Construction on the church started around 1290 and lasted a century. It was supported by the Scala family, however the name of the architect is not known.
The site chosen for the construction is very near to Lords’ Square, where the Scala family had their palaces; therefore Saint Anastasia presumably became the official church of their court.
The church is in the Italian gothic style, with three crossed naves and five polygonal apses. It was admirably restored in 1878-1881.
Architecture and Art. The unfinished façade has a magnificent twin portal with polychrome marble, base relief and frescoes; on the left, there is the suspended arch of Guglielmo of Castelbarco.
The wall, up to the portal, dates from the years of Castelbarco (1315-1320). He also built the perimeter wills. The renaissance style marble panels date from the XV century and narrate the life of St. Peter the Martyr: following the Napoleonic pillage, only two of these remain.
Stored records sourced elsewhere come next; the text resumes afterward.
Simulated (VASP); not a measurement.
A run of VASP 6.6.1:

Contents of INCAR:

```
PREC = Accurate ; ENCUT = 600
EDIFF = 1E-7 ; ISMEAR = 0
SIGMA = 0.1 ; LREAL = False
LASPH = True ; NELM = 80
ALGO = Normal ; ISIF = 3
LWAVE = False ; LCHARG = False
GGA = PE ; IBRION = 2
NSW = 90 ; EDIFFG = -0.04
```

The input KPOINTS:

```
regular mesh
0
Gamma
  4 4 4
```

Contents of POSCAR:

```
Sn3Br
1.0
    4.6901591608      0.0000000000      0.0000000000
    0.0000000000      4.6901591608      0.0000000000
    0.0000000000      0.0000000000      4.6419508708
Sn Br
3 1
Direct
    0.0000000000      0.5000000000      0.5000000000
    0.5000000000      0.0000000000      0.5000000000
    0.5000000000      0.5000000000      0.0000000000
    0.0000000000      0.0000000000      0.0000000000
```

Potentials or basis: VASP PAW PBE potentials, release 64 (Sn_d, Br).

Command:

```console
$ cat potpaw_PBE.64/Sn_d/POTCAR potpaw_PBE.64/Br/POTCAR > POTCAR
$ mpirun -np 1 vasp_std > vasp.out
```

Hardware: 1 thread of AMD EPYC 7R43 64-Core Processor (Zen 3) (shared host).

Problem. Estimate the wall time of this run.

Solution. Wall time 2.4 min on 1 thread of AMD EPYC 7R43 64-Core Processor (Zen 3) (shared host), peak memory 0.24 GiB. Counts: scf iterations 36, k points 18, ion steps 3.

The inside of the majestic church, with its twelve great white marble columns with gothic capitals, is divided into three naves joined by a crossed vaulted ceiling. The plan of the church is a Latin cross, with a great apse flanked by four chapels. So as you enter the nave and turn right after reaching the baptistery and the plaque with the bust of the poet Bartolomeo Lorenzi, you gradually encounter sixteen splendid altars and marvellous chapels, with works by Pietro da Porlezza, Danese, Cattaneo, Michele da Firenze, Liberale da Verona and Giolfino. The pensile tomb of Cortesia di Serego, walled in the presbyterial area in front of the “Judgement” by Turone, is of great interest. Above the Pellegrini chapel there is a famous fresco by Pisanello, “St. George and the princess”. There is little information about the bell tower: it rises light and quickly over the last chapel on the left as you look at the main altar. The style dates from the early 1400s.